The doctor says I’m okay, but I feel like I’ve dyed a little inside.
Just realized the laundry detergent has been in the refrigerator for 3 days, in case you’re looking for a business manager.
how do they grow the peanuts inside M&Ms
TYRION: People love stories. And no one has a better story than Bran
ARYA, WHO LEARNED SHAPE-SHIFTING AND MURDERED THE INVINCIBLE ICE KING OF DEATH: Bran has what now
ME: Hi. I’m in the gym parking lot.
HUSBAND: That’s great! Are you finally working out?
ME: No. My car broke down. Can you come pick me up? This place is really scary.
Age is just a number. Unfortunately it’s a number that just keeps getting bigger and bigger.
My son was like ‘I got a D in my maths’ and I was like ‘That’s really bad’ and my wife was like ‘you need to stop doing his homework’.
Some parenting days swing very quickly and extremely between “I’d die for my kid” and “I know why some animals eat their young”.
Shopping- don’t do it on an empty stomach
Swimming- don’t do it on a full stomach
Blowing raspberries- don’t do it on a stranger’s stomach
The best part of Halloween is all the Jehovah’s Witnesses wondering why they’re being given candy.
If food delivery apps had never been invented I would either be wildly rich or dead
Me: *tied up*
Guy: *hits my kneecap*
M: I’m not a rat!
G: Bring in her sworn enemy!
G2: *tosses Rubik’s Cube at me*
M: Oh god no! I’ll talk!
ME: OMG I love quizzes. Next question!
DETECTIVE: Where were you the night of murder?
Me: don’t talk to me till I’ve had my coffee
Waitress: …all I said was “what would you like to order”
Me: you’re doing it again
Waitress:
Me:
Waitress:
Me:
Waitress:
Me: oh I see the problem
Authors, for the love of all things, let your protagonists sleep sometimes.
Dreams are so frustrating. It’s my brain, but instead of dreaming I’m having sex with a supermodel, I’m at the mall trying to exchange a shirt for a grape flavored one.
I won’t say I neglect my appearance but I will say I just shaved my legs at my desk after wearing a skirt to work.
News said how hard it’d be to shoplift a turkey.
Amateurs. It’s all about commitment.
*stuffs turkey under shirt*
*whines that back hurts*
Your honor, my client could not have done this. The crime was committed way past his bedtime
Every time a house is evil, a disaster, and full of demons in a movie we find out someone used a Ouija board so anyway guess when I’m saying is at what point did America use a ouija board
Are we Thor yet?
Are we Thor yet?
Are we Thor yet?
Are we Thor yet?– How to annoy an Avenger when you’re on a road trip.

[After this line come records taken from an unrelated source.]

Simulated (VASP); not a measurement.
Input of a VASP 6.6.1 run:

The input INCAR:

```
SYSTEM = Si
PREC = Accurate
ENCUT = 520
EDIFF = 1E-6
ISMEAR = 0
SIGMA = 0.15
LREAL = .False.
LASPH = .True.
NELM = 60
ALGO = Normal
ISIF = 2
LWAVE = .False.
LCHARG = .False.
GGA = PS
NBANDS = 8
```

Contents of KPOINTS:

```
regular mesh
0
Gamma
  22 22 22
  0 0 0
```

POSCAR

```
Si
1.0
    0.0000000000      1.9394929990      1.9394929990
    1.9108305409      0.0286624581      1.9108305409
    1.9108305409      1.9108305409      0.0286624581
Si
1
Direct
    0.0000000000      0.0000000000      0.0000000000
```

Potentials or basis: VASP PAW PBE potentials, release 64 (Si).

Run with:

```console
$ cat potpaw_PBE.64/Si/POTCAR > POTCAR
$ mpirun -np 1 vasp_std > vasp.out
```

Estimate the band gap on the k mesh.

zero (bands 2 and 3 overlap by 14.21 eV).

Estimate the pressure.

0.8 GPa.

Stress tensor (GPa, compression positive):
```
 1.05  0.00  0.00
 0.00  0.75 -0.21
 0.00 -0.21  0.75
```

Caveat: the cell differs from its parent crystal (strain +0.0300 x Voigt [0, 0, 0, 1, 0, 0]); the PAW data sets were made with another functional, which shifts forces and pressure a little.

To myself: ” Try and look like you know what you’re talking about in front of the mechanic. You’re a smart woman, don’t play dumb or you’re gonna get ripped off”
Me at the mechanic: “Car vroom sounds tikatikatika. Tee hee” *hands over credit card
Co-worker: What’s the difference between astronomy & astrology?
Me: Approximately 50-60 IQ points.
How many boxes of Thin Mints do I need to eat before I start seeing results?
Everyone is talking about the baby boom that’s coming nine months after quarantine, but no one is talking about how the divorce rate is gonna skyrocket.
My little old fish didn’t move around in her bowl all day. i thought she was dead but it turns out she was just going through minnow pause.
I guess it’s time to start acting my age. Seriously when I was born, the Dead Sea was just sick.
casting director: whenever you’re ready
me: the name’s bond… james bond
casting director: okay, hold up a sec. do you want to try it without the finger guns
me: no
Autoerotic asphyxiation? No thanks, I’m not much of a car guy.